Background

The fact I was trained a historian does not make the world of Silver Crescent Blues a fully plausible alternate reality—it is a fun mixture of historic musings, wishful thinking and outright fantasy. Including the latter was the suggestion of my publisher, but I never regretted complying: the fantasy element proved instrumental to the initial success of the book, and more or less guaranteed its cult status.

By now it is quite obvious how it managed to affect so many different people, including those gloriously immune to my more elaborate literary endeavors. Economically written to meet the very first deadline of my professional career, it tells an elaborate tale in a surprisingly straightforward manner. As my second published title, it is practically devoid of ‘first novel’ manierisms, and sparkles with a youthful vigor one can but envy in retrospect.

Apart from being fresh and inventive as a writer, I was one lucky sonofabitch of a former Soviet subject too. I had my freedom, I did not have to kill anyone for it, and both of my early novels profited greatly from the jubliant mood of a populace that witnessed the crumbling of the Berlin Wall and saw our homeland regain her independence within a 10 month period. Pretty much anything seemed plausible in those days, and Silver Crescent Blues was published just in time to ride the winds of change.

Plot

The novel is set in a Zoroastrian universe, a world shaped by the eternal struggle between Light and Darkness. Embodied in gods, daemons and a wide assortment of lesser magical beings, these forces confront via mortal champions in an infinite number of alternate realities. Interlooping is uncommon, but not impossible—at least not for the magii who guard the singular points of periodically overlapping planes of existence.

Blessed with supernatural powers by Ahura Mazda, the magii are boundless in all four dimensions, and posess a peculiar sense of multiple identies. They are roughly the same person in all continuums: if one has a problem, it’s a problem for them all. They are lone sentries backed up by a zillion brothers, one man armies meant to keep the lesser daemons of Ahriman, Lord of Darkness, at bay.

Sensing a powerful talisman (lost in the 17th Century) is about to be found by the wrong man, a disgraced mage living in an alternate East Europe forges a daring plan to secure it – if only to get rid of the curse which is poisoning his existence for over three centuries. On the Midsummer night of 1990, he ensnares an unemployed Hungarian economist named Wolf, and sets him on collision course with fate.

Spinning over a singularity from his native world to another, Wolf accidentally fouls the plans of Ahriman and his champion, the renegade mercenary Tamil who spent most of his adult life seeking the talisman. Obsessed with the idea of becoming the next savior of Islam, the Tamil wovs revenge before reluctantly leaving Wolf at the mercy of Ottoman soldiers—warriors of a crumbling Empire still holding the Balkans and most of Asia Minor in its iron grip.

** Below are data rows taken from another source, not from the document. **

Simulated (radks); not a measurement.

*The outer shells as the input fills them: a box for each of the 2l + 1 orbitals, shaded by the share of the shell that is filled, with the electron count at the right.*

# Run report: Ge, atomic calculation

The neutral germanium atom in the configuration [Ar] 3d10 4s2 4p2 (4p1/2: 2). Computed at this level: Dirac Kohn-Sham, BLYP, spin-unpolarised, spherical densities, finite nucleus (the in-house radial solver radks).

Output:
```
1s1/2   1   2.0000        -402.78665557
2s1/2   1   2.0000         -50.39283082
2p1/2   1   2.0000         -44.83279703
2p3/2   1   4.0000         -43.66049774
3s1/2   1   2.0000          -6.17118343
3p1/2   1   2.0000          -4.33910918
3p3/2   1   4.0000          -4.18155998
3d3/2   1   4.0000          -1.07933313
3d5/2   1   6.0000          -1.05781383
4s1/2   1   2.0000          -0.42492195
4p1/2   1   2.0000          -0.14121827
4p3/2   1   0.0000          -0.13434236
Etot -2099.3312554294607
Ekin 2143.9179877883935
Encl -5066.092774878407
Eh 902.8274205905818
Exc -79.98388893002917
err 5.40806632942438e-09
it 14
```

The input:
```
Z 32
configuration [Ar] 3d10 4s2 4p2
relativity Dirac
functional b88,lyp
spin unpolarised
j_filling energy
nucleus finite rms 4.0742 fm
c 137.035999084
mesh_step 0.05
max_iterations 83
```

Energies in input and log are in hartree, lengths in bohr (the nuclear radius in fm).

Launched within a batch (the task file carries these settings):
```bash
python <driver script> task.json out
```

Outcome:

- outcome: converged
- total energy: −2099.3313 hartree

Their paths cross four years later when Wolf , seemingly unaware of his past, returns to Buda-Pest with his French mistress to attend an investors’ conference. His quest to uncover the secret of his origins brings him into direct conflict with the Tamil, and the two battle it out for the talisman in various exotic locations including an old watchtower, a downtown social club and the catacombs under the city. The Tamil traces Wolf back to the appartment of the mage and gets killed in the showdown by none other than the creator of the talisman-the Accadian warrior-goddess Arama’iuta.

Her departure signals the beginning of a full scale war between the Turks and the West, but she has not forgotten her unwilling champion entirely. Wolf and his headstrong mistress make a run for it, escape a now burning Buda-Pest and speed on towards the sunset.

Timeline – Past events

The first and most important point of departure in Silver Crescent Blues is a major earthquake hitting the Dead Sea Fault Zone in 32 BC. It levels the Eastern seaboard of the Mediterranean, shatters the Paleozoic sediments of Arabia and deepens the crease along the divide between the Arabic and African plates—to put a long story short, it creates the natural equivalent of our Suez Canal, later to be known as the Iulian Straits.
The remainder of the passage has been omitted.